Brothers and Sisters,
Greetings in the Name of the Lord.
This week we are celebrating the Feast of St Nicholas. He is the patron and protector of all our children, so all of us parents and grandparents and godparents have lots of good reasons to participate in his services. We will offer Great Vespers at 7pm on Wednesday, December 5, and, on Thursday, December 6, we will offer Orthros at 4am and Divine Liturgy at 6am.
The Fast Continues
This Fast is divided into two periods: The first is November 15th through December 19th when the traditional fasting discipline (no meat, poultry, eggs, dairy, fish, wine, and olive oil) is observed on Mondays, Wednesdays and Fridays, with a blessing for wine and olive oil (some also permit fish) on Tuesdays and Thursdays, and for fish, wine, and olive oil on Saturdays and Sundays. The second is the period of the Forefeast, December 20th through 24th, when the traditional fasting discipline is observed Monday through Friday, with a blessing for wine and olive oil on Saturday and Sunday. Many American Orthodox Christians break the fast on Thanksgiving Day, but you need get a blessing from your spiritual father for that (and you need to remember that it’s Thanksgiving Day and not Thanksgiving Very Long Weekend).

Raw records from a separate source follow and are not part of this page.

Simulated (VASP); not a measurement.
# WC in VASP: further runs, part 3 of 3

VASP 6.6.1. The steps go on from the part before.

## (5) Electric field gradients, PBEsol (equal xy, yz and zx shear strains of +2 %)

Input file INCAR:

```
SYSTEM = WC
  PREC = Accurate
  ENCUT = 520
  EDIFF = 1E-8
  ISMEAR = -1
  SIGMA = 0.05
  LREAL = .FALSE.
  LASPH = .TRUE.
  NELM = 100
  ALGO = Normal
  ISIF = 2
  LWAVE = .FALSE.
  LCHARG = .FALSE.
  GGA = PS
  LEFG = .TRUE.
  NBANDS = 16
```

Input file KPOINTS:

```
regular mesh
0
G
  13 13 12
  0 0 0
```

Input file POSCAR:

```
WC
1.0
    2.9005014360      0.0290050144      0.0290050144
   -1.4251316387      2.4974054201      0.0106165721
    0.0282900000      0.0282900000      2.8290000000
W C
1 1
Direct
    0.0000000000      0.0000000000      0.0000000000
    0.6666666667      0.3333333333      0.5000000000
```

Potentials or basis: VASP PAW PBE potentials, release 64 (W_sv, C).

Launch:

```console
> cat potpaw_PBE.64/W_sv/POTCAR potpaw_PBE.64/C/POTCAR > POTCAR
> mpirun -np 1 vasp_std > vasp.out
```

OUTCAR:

Monday, December 3-Friday, December 7
(Don’t forget to check the calendar for festal services; also because life in our parish community can be pretty busy, sometimes the starting times for the daily services has to be shifted. So, if you know ahead of time that you will be attending a particular service, it’s always a good idea to send Father Aidan a note at email@example.com to confirm when the service will actually begin.)
Wednesday, December 5
Great Vespers for St Nicholas 7pm
Thursday, December 6
The Feast of St Nicholas
Divine Liturgy 6am
Saturday, December 8
St Thomas School 4pm Seth Hart will be leading the discussion on Chapter 25 The Veneration of the Saints
Great Vespers with The Jesus Prayer 6pm
Sunday, December 9
Conception of the Mother of God
Divine Liturgy 10am
Fellowship Hour Noon
This Week at St Thomas School
Chapter 25: The Veneration of the Saints
How do we become saints? Metropolitan Hilarion describes holiness as Christians becoming part of a golden chain that stretches from many generations of saints.
What happens to saints when they die? The Orthodox teach and believe that we “fall asleep” (we are not “dead”), and this golden chain doesn’t break after “death.” They live with the “Author of life.” That is manifest in miracles, healing, conversions, and when we become part of that holy, golden chain ourselves when we venerate, are helped, and inspired by the saints to live like them. Death cannot limit The Holy Trinity in outpouring “his presence, energy, and grace” on us.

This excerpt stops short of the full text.